In addition, I was one of the principal developers of the Message Passing Interface (MPI). And I play a leadership role in the DOE-led effort to develop next-generation exascale systems.
Please tell us about ANL’s mission.
ANL is basically a pure science lab with about 3500 people. One of the strengths is HPC. ANL seeks solutions to pressing national problems in science and technology. The nation’s first national laboratory, ANL conducts leading-edge basic and applied scientific research in virtually every scientific discipline. ANL researchers work closely with researchers from hundreds of companies, universities, and federal, state and municipal agencies to help them solve their specific problems. ANL is managed by the US Department of Energy’s Office of Science, the single largest supporter of basic research in the physical sciences in the US.
Why is ANL participating in OpenHPC?
The Department of Energy (DoE) has always been a supporter of open source software development. Open source is excellent for sharing information and expertise, and for complete transparency.
But software development lacks cohesion. Much of the software that is running on HPC platforms currently is open source — that’s a good thing — the problem is that each group is developing independently of other groups and software is rarely comprehensively tested. So it’s always a large effort to make sure that the different pieces work with each other.
OpenHPC can be a good mechanism to make sure all the pieces of open source software in HPC fit well together. It’s an important initiative that can bring together the HPC open source software community. It can make sure that a full stack of HPC software is available in a useful manner to the user community.
ANL has participated in other groups, naturally, either pushing standards or making available software. Just one example is MPICH, a freely available, portable implementation of MPI, a standard for message-passing for distributed-memory applications used in parallel computing. ANL has been involved with MPICH development for over two decades.
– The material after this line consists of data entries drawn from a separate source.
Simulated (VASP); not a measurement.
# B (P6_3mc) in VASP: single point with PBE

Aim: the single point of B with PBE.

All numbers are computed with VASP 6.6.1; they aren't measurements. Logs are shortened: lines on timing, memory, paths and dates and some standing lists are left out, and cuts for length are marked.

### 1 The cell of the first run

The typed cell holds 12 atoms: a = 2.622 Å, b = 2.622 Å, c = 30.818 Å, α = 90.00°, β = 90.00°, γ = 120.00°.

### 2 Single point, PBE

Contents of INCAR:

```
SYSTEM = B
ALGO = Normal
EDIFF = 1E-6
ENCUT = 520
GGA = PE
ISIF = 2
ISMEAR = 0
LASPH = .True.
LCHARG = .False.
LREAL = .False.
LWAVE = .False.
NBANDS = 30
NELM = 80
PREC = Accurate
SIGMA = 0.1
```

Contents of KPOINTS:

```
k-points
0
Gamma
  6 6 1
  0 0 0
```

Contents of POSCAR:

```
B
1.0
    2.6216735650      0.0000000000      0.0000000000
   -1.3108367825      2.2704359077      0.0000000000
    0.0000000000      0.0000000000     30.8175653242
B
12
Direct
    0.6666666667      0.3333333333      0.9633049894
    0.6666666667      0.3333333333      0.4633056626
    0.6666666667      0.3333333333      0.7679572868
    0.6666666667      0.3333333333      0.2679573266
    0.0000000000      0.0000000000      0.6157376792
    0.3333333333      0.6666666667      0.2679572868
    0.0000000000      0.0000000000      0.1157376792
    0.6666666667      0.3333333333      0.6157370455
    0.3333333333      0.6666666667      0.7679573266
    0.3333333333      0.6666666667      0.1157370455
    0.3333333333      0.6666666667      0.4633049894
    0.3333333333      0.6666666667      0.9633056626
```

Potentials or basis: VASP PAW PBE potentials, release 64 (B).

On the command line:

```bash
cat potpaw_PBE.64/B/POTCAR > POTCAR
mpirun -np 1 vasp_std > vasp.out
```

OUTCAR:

But OpenHPC has the opportunity to be all-encompassing, covering a full HPC software stack, and also be system agnostic, so it will run on anyone’s platform, assuming the relevant vendors are involved. Different groups have their own releases on their own platforms. It would be much easier if there was a distro that would make sure that different versions are up-to-date and compatible with each other. It would be much easier for application development, allowing cross-platform support.
What do you do on weekends?
Well, I can tell you what I’m doing right now. I’m in a park in Chicago playing on the playground with my granddaughter!